The worst case impact of this change is that we spend 2 bytes for every row in addition to whatever we had before, which adds 2 KB to a 64 KB chunk; most chunks have at least several rows compressed, and in some levels the impact is quite dramatic - for an extreme example, a layer of voxels that is just one voxel thick in Y dimension will have all rows unallocated which turns 64 KB chunks into 2 KB, reducing memory impact 32x. Of course the memory savings vary depending on the content - one nice side effect of this change is that the chunk size impacts memory much less because the packed representation does not spend extra memory for empty rows.

Results and future work

To give you some idea of the resulting sizes, these numbers were captured on a very large procedurally generated level with many biomes using different materials, with mountains, cliffs, canyons and caves; this level has about 1 billion non-empty voxels:

Storage Size Bytes per voxel
Disk (RLE) 73 MB 0.07
Disk (RLE+LZ4) 50 MB 0.05
Disk (RLE+zstd) 38 MB 0.04
Network (bit-packed RLE) 59 MB 0.06
Memory #1 (unpacked) 2973 MB 2.97
Memory #2 (row packed) 488 MB 0.49

Clearly RLE is very efficient at compressing this data; we do get further improvements using LZ4 but they are not very substantial, and the more valuable option is to employ entropy coding. What also works very well is using RLE and packing data a bit more tightly - this has an advantage that it compresses and decompresses data very quickly and requires no state so it works well for network packets where we only need to send a small chunk, although using byte packed RLE with a fast general compressor on top of it would also work well.

Also note that, while with a naive chunked storage format we need more than 2 bytes per voxel to store data in memory with fast access (2 bytes per voxel would be optimal, but this is where the chunk size comes into play - the bigger the chunks are, the more memory you waste on empty voxels), our new row packed format reduces it by a factor of 6, which gives us 0.5 bytes per voxel and preserves very fast random access and linear read performance.

None of the methods presented above are very complicated, but this is pretty much the point - the simpler the code that we ship ends up being, the easier it is to reason about its performance and behavior, and the easier it is to rework it later. Ultimately while there are ways to compress data better, and probably also ways to organize data for faster access, what we ended up with has a nice balance between performance, simplicity and compactness and solved the issues we had - compared to the raw storage, storing undo data as RLE compressed chunks and voxel data as row-packed chunks is significantly more efficient and does not have a noticeable performance impact on our workloads.

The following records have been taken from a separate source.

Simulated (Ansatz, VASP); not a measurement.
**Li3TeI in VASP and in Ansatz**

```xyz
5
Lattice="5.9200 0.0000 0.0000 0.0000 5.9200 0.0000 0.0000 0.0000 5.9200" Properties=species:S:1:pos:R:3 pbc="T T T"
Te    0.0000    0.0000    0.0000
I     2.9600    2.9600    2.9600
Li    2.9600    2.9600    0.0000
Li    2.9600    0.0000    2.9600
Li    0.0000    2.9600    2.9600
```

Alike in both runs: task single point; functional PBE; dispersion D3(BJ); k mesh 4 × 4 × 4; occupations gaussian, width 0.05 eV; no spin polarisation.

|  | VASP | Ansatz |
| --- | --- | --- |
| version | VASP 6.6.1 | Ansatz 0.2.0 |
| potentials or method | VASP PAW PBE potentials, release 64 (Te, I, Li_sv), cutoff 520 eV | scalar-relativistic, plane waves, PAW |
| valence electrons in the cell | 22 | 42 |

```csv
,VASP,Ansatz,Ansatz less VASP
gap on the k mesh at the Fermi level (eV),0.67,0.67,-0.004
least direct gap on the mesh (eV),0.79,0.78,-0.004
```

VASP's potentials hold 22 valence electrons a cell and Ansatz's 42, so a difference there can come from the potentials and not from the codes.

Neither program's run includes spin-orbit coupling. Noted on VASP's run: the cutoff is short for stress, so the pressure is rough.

We are pretty happy with the resulting solution; one thing to improve is that we currently send baseline mip level over the network, which means that for big levels it takes a lot of bandwidth to send data that’s so far away that rendering will not use the baseline mip for it anyway. Since we already have the mip data it makes a lot of sense to send it instead - which we haven’t done yet but definitely will do in the future. This mostly requires careful management of data that the client has or doesn’t have, and requires limiting the physics simulation to only work in the regions where we have the full resolution data, because our physics code uses it to generate collision data - which will be the topic for a following post.